It’s interesting to observe in oneself how repetition can result in internalizing new concepts. It is less about rote memorization but more about becoming aware of nuance and letting our minds “see” things from different angles, integrating it with existing world models either through augmentation, replacement, or adjustment. Similar for practicing activities that require some form of motor ability.
Some concepts are internalized less explicitly, like when we “learn” through role-modeling behaviors or feedback loops through interaction with people, objects, and ideas (like how to fit into a society).
Sometimes one gets stuck, and a different explanation, previously completely incomprehensible, gets one "unstuck" enough to make all the other explanations start making more sense.
Sometimes you realize midway through that there's some other concept you don't fully understand (e.g. you can't fully understand why an attention layer looks like it does without understanding matmul or tensor ops). Getting some explanations of these other concepts can also get one unstuck.

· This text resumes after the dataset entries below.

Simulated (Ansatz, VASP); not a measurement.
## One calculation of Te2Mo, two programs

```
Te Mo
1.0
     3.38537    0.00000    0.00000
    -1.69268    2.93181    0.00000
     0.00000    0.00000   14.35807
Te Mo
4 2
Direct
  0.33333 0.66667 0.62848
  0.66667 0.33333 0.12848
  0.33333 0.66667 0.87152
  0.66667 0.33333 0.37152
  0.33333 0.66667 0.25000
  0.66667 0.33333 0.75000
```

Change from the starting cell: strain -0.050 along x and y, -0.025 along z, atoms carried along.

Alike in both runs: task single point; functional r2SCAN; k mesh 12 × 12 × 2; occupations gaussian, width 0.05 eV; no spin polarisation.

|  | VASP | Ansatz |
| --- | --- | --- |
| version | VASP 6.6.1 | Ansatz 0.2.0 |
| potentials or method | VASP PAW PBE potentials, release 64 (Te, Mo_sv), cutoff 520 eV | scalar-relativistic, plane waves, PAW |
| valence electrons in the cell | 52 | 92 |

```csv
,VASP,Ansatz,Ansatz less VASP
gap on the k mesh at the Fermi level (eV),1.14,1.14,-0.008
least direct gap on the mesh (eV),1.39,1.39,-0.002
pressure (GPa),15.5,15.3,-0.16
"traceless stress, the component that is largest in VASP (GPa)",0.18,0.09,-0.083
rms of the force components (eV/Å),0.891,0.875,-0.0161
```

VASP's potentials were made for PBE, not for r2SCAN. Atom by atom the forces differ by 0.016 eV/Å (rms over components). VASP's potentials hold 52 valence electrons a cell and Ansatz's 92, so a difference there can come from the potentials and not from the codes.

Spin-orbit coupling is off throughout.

I imagine this as every explanation containing little "nuggets" of knowledge at various "skill levels", but you can only grasp at those that are slightly beyond yours at the moment. Too high and nothing makes sense, too low and it's obvious.
As you re-read the explanation, you understand more, and so more "nuggets" are available to you. Sometimes the explanation is too hard, there's nothing to grasp onto and you're stuck, this is where other explanations, or explanations of other concepts, can push you over the edge.
multiple encodings are stronger since they end up fusing into not just more robust and general representations, but also more well connected.
i forgot which neuroscience textbook it was that I read all this from from, but Dr. Barbara Oakley talks about this in her course too so anyone can look through there for more details and sources.
> desirable difficulty
Well regarded in anki, music practice, and most problem solving books (Polya's "How To Solve It"). I think some neuroscience texts also try to formalize it but I don't know enough there to point to a more concrete abstraction of the phenomenon.
> As you re-read the explanation
I suggest something even better. Try to do the explanation yourself from free recall, and when you fail, then re-read and note exactly where and why you failed. This is a mid-level efficiency technique (I forgot the source) compared to free call, active testing, and spaced repetition, but definitely better than plain re-reading.
I've found myself having a lot easier time to learn difficult new concepts by (somewhat counterintuitively) stop trying to learn it for a week or two, then come back to it, and suddenly it's a lot easier to grasp, even if I haven't consciously thought about it since I left it.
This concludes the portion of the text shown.